Fitz: Enter, stage left, a young woman by the name of Marion Crawford. Our scene is set in, what, the early 1930s? And Buckingham Palace?
MT: Yes, and she is forthright and getting well educated, filled with chutzpah and ambition, training to be a child psychologist – wanting to go and teach in the Glasgow tenements and help raise kids up, educate them and give them better lives. And while on holiday she gets, by pure chance, this temporary babysitting job with the royal family. A working-class Scottish girl! Elizabeth is just five years old. They all love her, and say “come and work with us as our governess!” Though she tries to get back to college to finish her degree – and actually makes a move to go a dozen times – the woman we now know as the “Queen Mother” kept on coming up with reasons for why she couldn’t go just yet, and she ends up staying for 17 years, until Princess Margaret comes of age.

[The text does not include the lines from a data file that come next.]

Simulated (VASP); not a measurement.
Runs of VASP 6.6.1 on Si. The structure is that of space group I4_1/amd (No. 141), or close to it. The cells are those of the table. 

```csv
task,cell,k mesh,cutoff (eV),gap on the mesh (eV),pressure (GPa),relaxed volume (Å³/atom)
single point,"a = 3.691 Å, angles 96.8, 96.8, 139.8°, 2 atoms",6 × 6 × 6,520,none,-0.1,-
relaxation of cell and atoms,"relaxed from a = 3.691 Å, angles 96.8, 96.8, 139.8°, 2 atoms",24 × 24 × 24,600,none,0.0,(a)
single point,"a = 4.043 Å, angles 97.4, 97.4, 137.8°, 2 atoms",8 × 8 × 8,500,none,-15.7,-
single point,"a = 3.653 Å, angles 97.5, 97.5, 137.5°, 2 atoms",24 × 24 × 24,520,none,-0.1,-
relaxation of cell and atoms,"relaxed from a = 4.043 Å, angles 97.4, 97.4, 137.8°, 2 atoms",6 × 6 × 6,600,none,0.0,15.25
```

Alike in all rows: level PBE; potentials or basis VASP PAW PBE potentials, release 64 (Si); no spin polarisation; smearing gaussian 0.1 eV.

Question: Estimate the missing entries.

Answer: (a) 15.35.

Fitz: And through that time, she has this extraordinary, nigh maternal relationship with Elizabeth, helping to form her character and perhaps even giving her a dose of feminism – and the idea that, as a royal, she could do more than just go to garden parties.
MT: It would have been less feminism as a taught thing, and more by example of “Crawfie’s” own independent way. But, yes, and added to that would be the sense of Scottish Presbyterian duty, devotion to doing what you say you’re going to do, acting with integrity, working hard, all of that kind of stuff. I feel a lot of that came from Crawfie.
Fitz: And they become more like mother and daughter, despite the gulf in their “class”. So, with the girls coming of age, what happens when the royals no longer need a nanny?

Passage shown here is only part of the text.